Editor’s Note: Hunters can use much of the equipment they have at their homes already to make hunting deer easier on their lands, including leaf blowers, shovels, backpacks, trail cameras, rakes, atvs and flagging tape to name some. They also need to understand how to find and take big deer on small lands near their homes.
“My grandmother had a problem in Alabama’s warm weather that often lasts until after Thanksgiving,” Jamie Jensen of Warrior, Alabama, reports. “Deer on our family’s land were eating her garden, primarily the peas and the beans, but also the corn and the late-season tomatoes and bell peppers. I set-up a trail camera along a deer trail leading from a briar and honeysuckle thicket about 20 yards into the woodline. I felt sure the deer were bedding near there. After my trail camera had been out for about a week, I’d spotted two does and one huge buck leaving the thicket and coming to the edge of the woodline to walk down the trail to my grandmother’s garden. But there was only one good place to set-up a tree stand, and it wasn’t on that trail. Because Grandmother had nearby neighbors, I’d have to hunt and take this buck with my bow, so the report of the rifle wouldn’t freak them out.”
To have a shot at the buck of his dreams, Jensen knew he would have to get those deer to abandon the trail they’d always walked down and create a new trail that the deer could switch over to that still would provide access to the garden as well as funnel the deer by that one lone tree big enough where he could place his tree stand and shoot his bow.
“I used my grandmother’s lawnmower and weed eater to cut down the weeds from the garden to the edge of the woods, creating a trail before bow season was set to start,” Jensen reports. “I also piled-up brush for about 5-6 yards from where the old deer trail left the woods and went out into the field. I used the brush to funnel the deer off the old trail and onto the new lawnmower path I’d cut and set-up my trail camera.
“I stayed out of this region for about 2 weeks before returning to check the trail camera after using Scent-A-Way (https://www.hunterspec.com/product-category/scent-control/) products to do-away with my scent, to see if my plan had worked. I saw photos of the does, the big buck and also two younger bucks using my lawnmower-cut path when I pulled the card from my camera. I stayed away from this stand site until opening day of bow deer season. However, I did cut a smaller trail with my weed eater to enable me to reach my tree stand on days with a northwest wind, the dominant wind in Alabama most of the time, without my being seen or heard.”

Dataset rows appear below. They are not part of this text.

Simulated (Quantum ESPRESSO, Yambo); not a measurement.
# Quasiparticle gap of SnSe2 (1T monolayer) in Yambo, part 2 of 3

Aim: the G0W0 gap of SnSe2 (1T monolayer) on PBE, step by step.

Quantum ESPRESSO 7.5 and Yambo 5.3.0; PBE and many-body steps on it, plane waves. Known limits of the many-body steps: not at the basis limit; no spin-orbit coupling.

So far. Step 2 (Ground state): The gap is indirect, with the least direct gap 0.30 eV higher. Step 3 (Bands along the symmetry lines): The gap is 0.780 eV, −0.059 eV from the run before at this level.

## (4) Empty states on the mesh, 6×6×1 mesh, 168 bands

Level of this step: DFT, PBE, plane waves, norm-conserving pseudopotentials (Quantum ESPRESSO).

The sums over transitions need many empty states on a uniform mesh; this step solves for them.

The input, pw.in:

About 3:00 pm on deer season’s opening bowhunting day, Jensen sprayed down his body, his clothes and his boots on the soles and the uppers with Scent A-Way and then climbed into his stand. “Finally, 5 minutes before dark, the does walked past my tree stand,” Jensen recalls. “Next the two small bucks came in, and finally the big buck. Once he was 25-yards away, I drew my bow. At 20 yards, I grunted, he stopped, and I released my arrow. The buck only ran back to the edge of the woods before piling-up.”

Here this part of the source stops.